Geo Week News

February 28, 2011

Here come the free downloads

02.28.11.bimsight

Tom Sawyer’s headline was pretty hard to miss: “Release of Free 3D Model Viewer Rocks the BIM World.”

What could be so causing such a tizzy?

Tekla’s BIMSight is causing such a tizzy. Tagged by Tekla as “the Adobe reader of the AEC community,” it’s pretty much just that. It’s a tool for sharing BIMs back and forth between stakeholders on a projects, allowing for mark-up, automatic clash detection, and just general collaboration. Tekla even has designs on eliminating 2D drawings altogether. 

I aim for a paperless office. Tekla aims for a “paperless construction process.”

For the full primer, watch the video here. It’s actually very well done and worth sitting through for the full three minutes or so. I like, personally, how the voiceover is not quite human, not quite robot. It’s like Tekla hired a cyborg to do its narration. Nice touch. 

More important, however, is that this whole piece of software is free for download to anyone who wants it. 

Yep. Free.

Looks like it’s fairly similar to Autodesk’s free Design Review, actually. 

 
Tekla’s BIMSight: So easy, even an architect could use it!

The idea, of course, whenever you’re downloading free software from a company that makes its money selling software, is to get you hooked. “Hey, this company’s software does some pretty awesome stuff even when it’s free,” you’re thinking. “The heavy-duty stuff probably rocks.” How many people have bought Adobe products because the reader is just ubiquitous and they can’t think of any other company?

But this is also a great sign for the market. Nobody bothers to offer free software into a stagnant market. Nobody bothers to offer free software into a market where there’s no competition. Companies like Tekla and Autodesk are looking to expand 3D imaging and BIM out into the mainstream and this is definitely the way to go about it.

Best of all, though, is that Tekla’s new free product isn’t just free, but is apparently making people weak in the knees. Did you read those quotes in Tom Sawyer’s story?

“I love BIMSight! It’s an incredible tool as it sits and is only going to get better,” wrote Gino Cecchetto, manager of BIM Services at Blach Construction, Santa Clara, Calif., responding to an e-mailed request for comment. “What really has me smitten is that it has completely broken down the collaboration barriers between us and our construction team members, and at no cost!” 

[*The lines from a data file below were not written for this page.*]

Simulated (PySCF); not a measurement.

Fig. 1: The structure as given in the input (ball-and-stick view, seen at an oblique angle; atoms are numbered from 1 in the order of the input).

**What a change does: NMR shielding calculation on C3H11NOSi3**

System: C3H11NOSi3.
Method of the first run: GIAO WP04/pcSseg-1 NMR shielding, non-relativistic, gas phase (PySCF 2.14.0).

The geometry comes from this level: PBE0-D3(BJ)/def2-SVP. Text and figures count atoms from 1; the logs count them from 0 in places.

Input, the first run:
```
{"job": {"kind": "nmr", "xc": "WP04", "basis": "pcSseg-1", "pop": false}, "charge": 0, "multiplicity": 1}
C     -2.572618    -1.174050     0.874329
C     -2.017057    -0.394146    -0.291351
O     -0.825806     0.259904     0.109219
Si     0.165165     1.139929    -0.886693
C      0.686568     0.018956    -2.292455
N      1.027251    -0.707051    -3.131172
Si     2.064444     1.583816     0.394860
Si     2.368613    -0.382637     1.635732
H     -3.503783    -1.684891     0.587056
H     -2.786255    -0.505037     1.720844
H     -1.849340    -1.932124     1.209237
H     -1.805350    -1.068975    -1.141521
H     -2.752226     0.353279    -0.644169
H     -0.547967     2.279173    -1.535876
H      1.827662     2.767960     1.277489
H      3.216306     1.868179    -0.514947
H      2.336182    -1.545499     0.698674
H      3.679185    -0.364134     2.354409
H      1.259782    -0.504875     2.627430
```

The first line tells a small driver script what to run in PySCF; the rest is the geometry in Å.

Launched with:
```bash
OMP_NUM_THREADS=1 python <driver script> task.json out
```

Gino’s giddier than a school girl who’s just seen Justin Bieber. We’re talking two exclamation points here. And the use of the word “smitten.” 

And I love the way Tekla is bringing mass-market thinking to BIM. In that video, they implore, “test it out with your kids!” Because that’s what software is supposed to be: easy. The quote from Andy Dickey in Tom Sawyer’s piece is so right on the money it’s like it came out of my own head:

“We’re not demonstrating Tekla BIMSight. Just download it and use it,” says Andy Dickey, Tekla’s U.S. construction segment’s business manager … “There are no training classes,” he adds. “If we have to do that, we haven’t done it right.” 

Yes. Yes. Yes. That’s how you think about software. Download it and use it. Figure it out. If you can’t figure it out, quit your job. 

BIM’s the new buzzword. BIM’s hot. That means people are going to be poking their noses into it. If the first tools they find for interacting with BIM are confusing and annoying, that’s how they’ll label the whole concept. 

“Yeah, BIM. I looked into it. It’s a bunch of mumbo-jumbo that people use to confuse those of us who actually know what they’re talking about,” said the recently discouraged newcomer who likes to look like he always knows what he’s talking about. 

If that newcomer finds easy tools that make his job easier so he can spend more time on the golf course (er, I mean with his kids)? Then you’ve got yourself an evangelist. 

I think we’ll start seeing the evangelists lining up pretty soon.

(Edit March 1: Speaking for free downloads, how about a free SDK for interacting with the Kinect? Might that be useful? Well, SoftKinetic has you covered, beating Microsoft to their own punch.)